Exhibition text (excerpt):

A simple, open-ended question triggered the thinking behind this exhibition: how do you introduce the work of Ana Jotta (b. Lisbon, 1946) to a public that, on the whole, is unfamiliar with it? In other words, how can one reveal her radically polymorphous work when, given the size of the exhibition, the possibility of showing its full breadth and diversity had been dismissed at the outset?

The exhibition title Composição (Composition), borrowed from one of the works, neither alludes to nor comments on the artist’s practice; it refers instead to the exhibition itself as a construct in the double sense of a process and an outcome. Rather than adopting a certain framework of reference or point of view when selecting the artworks, one basic rule was followed: to choose an artwork and thus set in motion a process of association between works that enhances an understanding of the artist’s work, providing insight into the intricacies of her practice and the idiosyncrasy of her subjective world. It was an intuitive and open-ended heuristic process with neither map nor compass.

Underlying the process of selection was a wish to compose a kaleidoscopic exhibition that could reflect the astonishing formal diversity that characterises Jotta’s artistic output. The exhibition provides ample evidence of her versatility with different materials and techniques. What may be disconcerting for someone unfamiliar with her work, however, is the absence of a recognisable style as a common denominator for the pieces shown here, or at least some of them. The result is what looks as if it might be a group exhibition.
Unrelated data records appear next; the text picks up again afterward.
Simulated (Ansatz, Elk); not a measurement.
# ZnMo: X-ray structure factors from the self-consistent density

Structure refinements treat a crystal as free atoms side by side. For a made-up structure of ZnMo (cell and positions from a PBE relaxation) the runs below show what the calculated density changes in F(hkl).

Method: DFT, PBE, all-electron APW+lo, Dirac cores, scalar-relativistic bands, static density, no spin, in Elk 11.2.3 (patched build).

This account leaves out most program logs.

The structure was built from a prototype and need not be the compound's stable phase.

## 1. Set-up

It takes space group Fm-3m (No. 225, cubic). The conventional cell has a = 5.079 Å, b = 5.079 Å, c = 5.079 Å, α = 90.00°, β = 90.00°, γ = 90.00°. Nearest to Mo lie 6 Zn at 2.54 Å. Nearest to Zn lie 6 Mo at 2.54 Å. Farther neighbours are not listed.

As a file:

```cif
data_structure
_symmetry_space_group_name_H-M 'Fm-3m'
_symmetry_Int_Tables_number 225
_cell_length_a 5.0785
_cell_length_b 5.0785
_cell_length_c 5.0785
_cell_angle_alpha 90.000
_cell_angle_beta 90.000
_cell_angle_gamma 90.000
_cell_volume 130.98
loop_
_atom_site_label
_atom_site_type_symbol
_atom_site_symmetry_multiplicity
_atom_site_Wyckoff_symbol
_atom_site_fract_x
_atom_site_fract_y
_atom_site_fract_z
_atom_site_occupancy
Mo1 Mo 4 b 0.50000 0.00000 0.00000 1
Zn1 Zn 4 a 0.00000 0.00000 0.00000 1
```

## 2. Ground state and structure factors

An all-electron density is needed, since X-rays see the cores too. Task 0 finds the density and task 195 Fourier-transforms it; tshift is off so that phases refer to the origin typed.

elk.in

In fact, Jotta’s work has never had a specific style. The varied character of her output was already clearly noticeable during her early career, when she took part in several group exhibitions. Since 1986, when she produced the series of paintings that would be shown in her first solo exhibition the following year, the development of her work has been marked by a succession of series. Each new one, as a rule, is very different both in terms of medium and style from that which preceded it. Eschewing any chronological linearity, constantly foiling any possibility of arrangement by phase or period, Jotta’s artistic trajectory is punctuated by successive deviations and discontinuities, throughout which she has prodigiously expanded her realm of creative possibilities, step by step. She doesn’t do it strategically. It is instead a reflection of her temperament: she dislikes retracing her footsteps. Curiously enough, the process of selecting the works for this exhibition eventually focused on those that do not belong to any series or group – she calls them her only children. Amid what seem like an atomised exhibition, the attributes that have been common to the artist’s practice for over four decades come to the fore: a certain frugality of means; a conciseness of expression; and an energetic and spirited mind. This is her signature.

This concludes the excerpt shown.